The nice thing about having a class full of women is that, once I got out of the larger "weeder" classes in grad school, I started having mostly women in my smaller, group discussion classes. It turns out that women, to me, are much less intimidating and dominant than men. A lot of men in science try to dominate conversations, and don't let people get a word in edgewise, which can be incredibly frustrating (especially when a grade depends on class participation). These smaller classes with mostly women really helped me to come out of my shell, to see that my opinions and my thoughts DO matter, and that sometimes I can see things from a slightly different perspective than other people.
On my floor, there was one woman faculty member (out of, lets say 8). She did not get tenure. Then there were none. I had one female on my thesis committee. I was mentored by an additional two other female faculty. In the time that I was at Penn (8 years), I can think of 2 women who were hired as faculty, and both were already established professors. The women who mentored me had exceptionally strong personalities, and could be very intimidating. I chose not to be intimidated by them, but I know a lot of people were put off by their personalities. Women "acting" like men can be intimidating to people.
The majority of women faculty who started when I was at Penn did not receive tenure. The majority of men did.
I've seen more women than men struggle to get funding. This is shown in statistics as well - more men receive grants than women.

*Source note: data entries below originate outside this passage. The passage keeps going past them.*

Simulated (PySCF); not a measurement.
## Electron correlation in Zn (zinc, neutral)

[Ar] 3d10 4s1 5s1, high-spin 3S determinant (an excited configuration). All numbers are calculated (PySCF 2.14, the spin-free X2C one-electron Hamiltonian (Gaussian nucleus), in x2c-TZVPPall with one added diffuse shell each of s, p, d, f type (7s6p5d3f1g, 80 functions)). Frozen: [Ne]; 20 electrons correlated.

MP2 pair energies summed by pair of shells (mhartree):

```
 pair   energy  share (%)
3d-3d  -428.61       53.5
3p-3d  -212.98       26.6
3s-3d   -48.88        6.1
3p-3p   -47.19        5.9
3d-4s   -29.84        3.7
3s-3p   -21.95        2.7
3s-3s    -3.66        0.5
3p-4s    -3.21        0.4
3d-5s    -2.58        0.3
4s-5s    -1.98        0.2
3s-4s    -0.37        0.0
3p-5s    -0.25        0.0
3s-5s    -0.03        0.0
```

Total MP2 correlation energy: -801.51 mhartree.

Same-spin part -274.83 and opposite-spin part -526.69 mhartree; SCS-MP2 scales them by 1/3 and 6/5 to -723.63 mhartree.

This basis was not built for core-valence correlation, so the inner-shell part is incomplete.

The successful, top of their game women in science rarely have children, and usually have a husband with a much less demanding job.
More female faculty are divorced or single (as compared to male faculty).
When I got to Stanford, things seemed different. My boss is female. She is a rock star, and she has a family (and a life). There are a large number of female postdocs, and everyone seems to be more on equal footing. Until faculty hiring began. We have roughly 50/50 female and male postdocs but all the new faculty hires in my department this year were male. Talk about frustrating.
Starting a family has made me realize just how tough women in the workplace (not just in science) have it. My pregnancy was not particularly difficult or challenging, but I missed a bit of work due to doctors appointments, fatigue, morning sickness, etc. My mind just wasn't in the work 100% (maybe because I was building a baby). To some bosses, this may seem like I am "less committed" to my work. I was not (am not) willing to work long hours, to give up my weekends, to sacrifice time with my family just to get work done. Don't get me wrong, I love my work. And there may be times when I do work some overtime. But for now, it can seem like I am not the "best fit" for a position.
Now, I am on maternity leave. I will have a total of about 4 months off, which is literally 1/3 of a year. This time off does not extend my contract. I do not get "extra time" to complete my postdoc. In the meantime, my husband had about 2 weeks total off, but was able to keep things going during those two weeks. He's not usually dealing with sleep deprivation or the physical challenges of birthing and caring for a newborn. He can use this time to work a bit, while my working is wholly unrealistic since I have no predictable and consistent blocks of time in which to work.
All of these points and more constantly make me rethink my goals of being faculty, and are likely factors in other women deciding to leave academics. While I'm not sure yet what the future holds, I do know that my climb will likely be a lot tougher than a man's.